Overall, Democrats seemed unable, or unwilling, to challenge the GOP on the big issues. They just stood by while conservatives put lipstick on that pig and called it a silk purse. How is it that the country that was founded by community organizers was suddenly arresting protestors and allowing them to be bullied and intimidated? Did we really value business more than education? And is that why no one seems to understand that energy independence based upon reliance to fossil fuels is an oxymoron of epic proportions? Or that funding corporate subsidies and calling money speech are both a perversion of everything our Founding Fathers fought for?

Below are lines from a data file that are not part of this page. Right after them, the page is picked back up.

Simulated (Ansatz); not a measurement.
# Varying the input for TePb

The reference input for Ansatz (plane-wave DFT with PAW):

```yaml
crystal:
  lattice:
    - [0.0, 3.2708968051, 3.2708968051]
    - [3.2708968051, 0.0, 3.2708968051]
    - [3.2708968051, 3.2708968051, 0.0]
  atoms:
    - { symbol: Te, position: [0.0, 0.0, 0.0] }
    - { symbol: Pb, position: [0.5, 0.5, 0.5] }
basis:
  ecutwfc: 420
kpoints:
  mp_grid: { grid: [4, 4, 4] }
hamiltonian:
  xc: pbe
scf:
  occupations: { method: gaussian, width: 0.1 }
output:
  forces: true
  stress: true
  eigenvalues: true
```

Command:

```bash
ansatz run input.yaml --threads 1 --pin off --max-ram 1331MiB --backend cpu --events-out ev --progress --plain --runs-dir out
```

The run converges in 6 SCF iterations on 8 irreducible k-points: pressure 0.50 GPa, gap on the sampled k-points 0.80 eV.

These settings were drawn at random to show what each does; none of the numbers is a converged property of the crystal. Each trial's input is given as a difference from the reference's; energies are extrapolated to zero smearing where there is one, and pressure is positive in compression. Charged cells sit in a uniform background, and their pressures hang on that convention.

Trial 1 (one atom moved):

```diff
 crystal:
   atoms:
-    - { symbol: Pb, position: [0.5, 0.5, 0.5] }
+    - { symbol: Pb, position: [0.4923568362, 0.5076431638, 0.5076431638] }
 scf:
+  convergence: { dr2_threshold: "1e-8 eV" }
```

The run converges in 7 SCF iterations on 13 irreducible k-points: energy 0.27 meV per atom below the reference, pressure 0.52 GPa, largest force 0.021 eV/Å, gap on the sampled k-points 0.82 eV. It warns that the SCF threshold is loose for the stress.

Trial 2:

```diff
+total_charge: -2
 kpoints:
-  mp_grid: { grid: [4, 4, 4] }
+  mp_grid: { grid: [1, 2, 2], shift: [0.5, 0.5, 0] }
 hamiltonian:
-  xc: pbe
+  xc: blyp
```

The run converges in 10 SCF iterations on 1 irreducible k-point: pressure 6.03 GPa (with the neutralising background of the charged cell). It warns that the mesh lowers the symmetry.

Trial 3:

It seems to me the defunding of education was key to everything else the GOP wanted to accomplish. You can't have an electorate who understands economics and public policy and convince them to vote against their own best interest. It is hard to convince a savvy voter that defunding education to build prisons is the best use of our tax dollars. Or that funding war is important, but funding health & human services is not. In order to do that, you have to murder the education system and hijack all avenues of intellectualism by making it seem as if intellectuals are "bad."

So that is what they did. The GOP put forth a doctrine that was, and is still today, a contract on America, the goal of which is the privatization of our public education, health & welfare system. Most of us weren't just "blinded by the right," as David Brock titled his book on the subject; we were totally blind-sided by the all-encompassing strategy that has insinuated conservative dogma into every aspect of our lives.